THE GOVERNMENT, the Church, everybody wants to see young people doing constructive and helpful things in the community as well as enjoying themselves — everyone, it seems, except some officials on Northamptonshire County Council.

The new church of Whitefriars in Rushden, in Peterborough diocese, which opened its doors only at the beginning of this year, receives funding from the County Council for its youth work. Recently, teenagers from Rushden College spent a day clearing the gardens of Rockingham Forest Housing Association, where most of the residents are either disabled or have no transport of their own.

Such was the enthusiasm of the young people that they made three or four trips to the municipal tip, with small vanloads of rubbish, only for the council workers there to turn them away because they regarded it as a “trade job”. They had to take the rubbish back to the gardens they had cleared it from.

Many of the teenagers, says Chad Chadwick, a youth worker, are from disadvantaged homes, and have had to overcome learning and behaviour difficulties. They were “hugely disappointed, and very angry: it felt like they had lost, even though they were doing the right thing.”

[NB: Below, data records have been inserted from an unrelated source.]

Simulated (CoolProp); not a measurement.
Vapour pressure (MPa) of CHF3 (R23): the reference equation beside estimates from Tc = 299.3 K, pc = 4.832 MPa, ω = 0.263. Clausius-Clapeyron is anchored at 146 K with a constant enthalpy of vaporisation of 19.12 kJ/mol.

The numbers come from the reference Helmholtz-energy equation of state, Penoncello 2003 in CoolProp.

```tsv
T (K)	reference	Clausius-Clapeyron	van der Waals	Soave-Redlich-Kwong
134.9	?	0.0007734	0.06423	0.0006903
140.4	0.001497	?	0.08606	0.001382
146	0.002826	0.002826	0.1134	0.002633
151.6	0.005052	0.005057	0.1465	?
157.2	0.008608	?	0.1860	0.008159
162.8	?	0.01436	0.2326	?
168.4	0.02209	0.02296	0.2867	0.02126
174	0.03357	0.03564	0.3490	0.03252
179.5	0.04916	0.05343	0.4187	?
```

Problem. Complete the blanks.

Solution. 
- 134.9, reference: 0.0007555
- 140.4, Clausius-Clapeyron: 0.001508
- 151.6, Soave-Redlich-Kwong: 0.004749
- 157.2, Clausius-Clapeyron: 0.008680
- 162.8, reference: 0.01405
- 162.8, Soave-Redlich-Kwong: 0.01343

“We get told off for helping people; so why should we bother?” one of them said.

The Vicar of Whitefriars, the Revd Philip Evans, tells me that the story has had a happier ending. Although the County Council backed its workers, and repeatedly refused to accept the waste, publicity has persuaded the East Northamptonshire District Council to take it. But the damage to the teenagers’ enthusiasm has already been done.